Congress Needs New Energy and a New Energy Policy
by Grant Bosse
As oil prices reach record highs, gasoline and diesel prices make every fill-up painful, and New Hampshire continues to pay the highest electricity prices in the nation, we have to ask ourselves; why does Congress keep making energy more expensive?
Last year’s Energy Bill continued Congress’s failed policies and did not provide sufficient incentives for entrepreneurship in the energy market. The partisan fight centered on whether or not to push through a massive tax increase on fossil fuels. This spat threatened the entire bill, and would have pushed gas prices even higher than we are seeing today. Congress never seriously considered lessening its interference in our energy markets, which would lower prices and allow new technologies to prosper.

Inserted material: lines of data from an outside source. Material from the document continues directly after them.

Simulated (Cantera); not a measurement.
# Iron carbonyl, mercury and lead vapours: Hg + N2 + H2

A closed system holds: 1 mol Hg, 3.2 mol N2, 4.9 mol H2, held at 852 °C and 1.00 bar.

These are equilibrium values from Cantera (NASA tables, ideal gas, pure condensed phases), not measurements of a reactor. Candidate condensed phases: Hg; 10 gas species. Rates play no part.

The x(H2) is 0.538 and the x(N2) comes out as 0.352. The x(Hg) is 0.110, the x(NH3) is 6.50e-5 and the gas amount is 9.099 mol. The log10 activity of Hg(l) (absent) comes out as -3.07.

My preferred energy policy would level the playing field for new technologies. We should not be subsidizing established industries such as coal, oil, and natural gas. And tax credits provided for emerging energy sources should be both technology-neutral and permanent. Temporary extensions of our tax credits force emerging energy companies to spend too much time asking Congress to maintain the credits. I would prefer a tax code that is predictable. With permanent tax credits in place, entrepreneurs could explore new technologies without fear of Congress changing the landscape.
Congress should not pick the next energy source for our nation. We’ve seen what a waste the ethanol boondoggle has proven to be, and the last Energy Bill just made it worse. As a Member of Congress, I would push for tax parity among alternative energy sources, so that solar, wind, biomass, and as yet undiscovered technologies could all prosper in those parts of the country best suited to them.
The United States is a net importer of energy, but a net exporter of energy technology. We are developing some of the world’s best breakthroughs in solar power, wind energy, and residential and commercial biomass generators. We should be deploying that technology domestically. I envision a far more diverse and distributed energy grid, with small and midsize generators across our country helping to power our economy. We’re not going to stop burning fossil fuels in this country anytime soon, but we can burn less.
Many politicians preach energy independence, but refuse to discuss using America’s proven energy reserves. We have massive proven reserves, and there’s no reason we can’t use them while protecting the environment.
We need to get the government out of the way of building new energy infrastructure. We haven’t built an oil refinery in this country in a quarter-century, creating a huge choke point in the energy pipeline. Seabrook is still the newest nuclear power plant in the U.S., so we’ve ignored a new source of emissions-free electricity for a generation. Federal regulations and the threat of never-ending lawsuits prevent companies from even considering new construction projects. We certainly shouldn’t subsidize nuclear power plant or oil refinery construction, but we won’t need to.
In New Hampshire, we sit on the edge of one of the world’s great forests. In the midst of this wood basket, we have the potential for cheap and renewable power generation. What we lack is the transmission capability to get that power through the Notches and onto the grid. Again, Congress is standing in the way, refusing to simplify the process by which new power lines are built. We need to be careful in balancing new development with preserving New Hampshire’s wilderness, but we can’t always take no for an answer if we want to revive the North Country economy.
High energy prices are driving up the cost of everything else, and slowing our economy. Congress needs to reverse its failed energy policies and let the free market bring energy prices back where they belong.